I am a final year Ph.D. student in the Programming Language Group at Penn, advised by Prof. Mayur Naik. I received my M.S. in computer science from Vanderbilt University in 2014, before which I obtained my B.E. (with Honors) from Nankai Unversity in 2011. I spent the summer of 2019 as a research scientist intern at DeepMind working with Pushmeet Kohli in the Deep Learning team.
My research interests span programming languages, software engineering, security, and artificial intelligence.
My thesis research focuses on developing deep learning and reinforcement learning techniques for challenging problems in program reasoning that span verification, synthesis, and testing.
I am also interested in using numerical, statistical, and probabilistic methods to analyze and synthesize programs.
I enjoy building usable artifacts that validate my research ideas. All tools and datasets I have developed are open-source and available here.
My research to date has focused on improving software quality by advancing the state-of-the-art in static analysis, verification, synthesis, and testing using AI-based techniques ranging from symbolic reasoning, constraint solving, statistical, and probabilistic models, to recent approaches for deep learning and reinforcement learning. At the same time, these program reasoning challenges serve as a rich resource of inspirations for me to advance AI techniques, e.g. scalable inference, logical rule learnging, representation learning, and reinforcement learning with extremely sparse rewards.

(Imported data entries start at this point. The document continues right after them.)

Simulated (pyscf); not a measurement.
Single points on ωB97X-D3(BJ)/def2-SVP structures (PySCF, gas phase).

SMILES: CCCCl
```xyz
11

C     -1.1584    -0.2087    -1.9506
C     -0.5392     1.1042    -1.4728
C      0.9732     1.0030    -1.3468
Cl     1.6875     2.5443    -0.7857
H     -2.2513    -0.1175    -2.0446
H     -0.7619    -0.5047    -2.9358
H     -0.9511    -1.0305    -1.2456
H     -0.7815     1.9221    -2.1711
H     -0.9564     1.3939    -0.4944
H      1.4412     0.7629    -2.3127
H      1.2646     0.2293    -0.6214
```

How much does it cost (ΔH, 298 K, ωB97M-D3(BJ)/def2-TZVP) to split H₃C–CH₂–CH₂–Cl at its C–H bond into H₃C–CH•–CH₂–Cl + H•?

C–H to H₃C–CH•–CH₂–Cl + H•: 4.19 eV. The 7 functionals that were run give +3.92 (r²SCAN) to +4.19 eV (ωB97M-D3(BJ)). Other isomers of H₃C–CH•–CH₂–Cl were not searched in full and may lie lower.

Real-world programs are large and complex, which involves many third party libraries that may lack specification or even source code, and new features or patches are being introduced regularly. Plus well-known limitations such as undecidability, static analysis tools are forced to make approximations, which in turn result in large numbers of false alarms. My research combines statistical and logical methods to address these complexities and uncertainties.
Automatically learning API specifications from "big code". [USENIX Security'16]
This work uses statistical methods to infer API specifications from complex software systems like Linux kenerl, OpenSSL library, PHP and Python. The resulting open-source prototype APISan has found 76 previously unknown API misuse bugs in these systems. APISan does not need access to API's source code or binary; instead, it observes how and in which context APIs are used.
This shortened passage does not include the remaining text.